'Tis the season... And it's about time I posed my first question on Mathematica Stack Exchange. So, here's an holiday quest for you Graphics (and P-Chem?) gurus.
What is your best code for generating a (random) snowflake in Mathematica? By random I mean with different shapes that will mimic the diversity exhibited by real snowflakes. Here's a link to have an idea: http://www.its.caltech.edu/~atomic/snowcrystals/ , more specifically here are the different types of snowflakes: http://www.its.caltech.edu/~atomic/snowcrystals/class/class.htm .
Physics-based answers are to be preferred, but graphics only solutions are also welcome. There already is a thread on generating a snowfall, here: How to create animated snowfall? and one of the posts addresses the problem of generating snowflake-like elements. In the snowfall post, though, emphasis is on efficient generation of 'snowlike' ensembles. The purpose of this question (apart from having some 'seasonal' fun) is to create graphics that details the structure of a single snowflake. Efficiency is not the primary issue here: beauty is. A very detailed snowflake rendering could even take several minutes of computer power, thus making it unsuitable to incorporate into a snowfall simulation.

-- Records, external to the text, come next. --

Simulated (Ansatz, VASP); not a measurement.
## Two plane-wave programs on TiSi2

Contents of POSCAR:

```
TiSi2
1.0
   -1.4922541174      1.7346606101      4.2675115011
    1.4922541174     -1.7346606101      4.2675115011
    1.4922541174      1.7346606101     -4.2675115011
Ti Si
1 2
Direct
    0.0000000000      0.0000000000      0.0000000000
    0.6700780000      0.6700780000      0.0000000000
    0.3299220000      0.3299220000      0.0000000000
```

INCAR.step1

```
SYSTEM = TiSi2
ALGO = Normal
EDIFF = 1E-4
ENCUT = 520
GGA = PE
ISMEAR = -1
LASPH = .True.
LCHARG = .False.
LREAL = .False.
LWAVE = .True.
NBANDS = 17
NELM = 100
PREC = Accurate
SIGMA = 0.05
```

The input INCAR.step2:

Here we are trying to generate a single snowflake (possibly with different parameters to tune its shape), the more realistic, the better. Three dimensional renderings, for adding translucency and colors are also welcome. Unleash your fantasy, go beyond the usual fractals!
And if your fantasy is momentarily faltering, as Silvia pointed out in a comment below, on this website http://psoup.math.wisc.edu/Snowfakes.htm you can find a lot of information - and even a C program for the Gravner-Griffeath 2D Snowfake Simulator - on how to generate 'virtual snowflakes', even in 3D (have a look at the pdf files: "Modeling Snow Crystal Growth" I, II and III).
IntegerWonderland post has 5 answers, 50 votes and 5 thousands views. It's fivelous! :-) I believe I will wait until New Year's day to accept an answer. $\endgroup$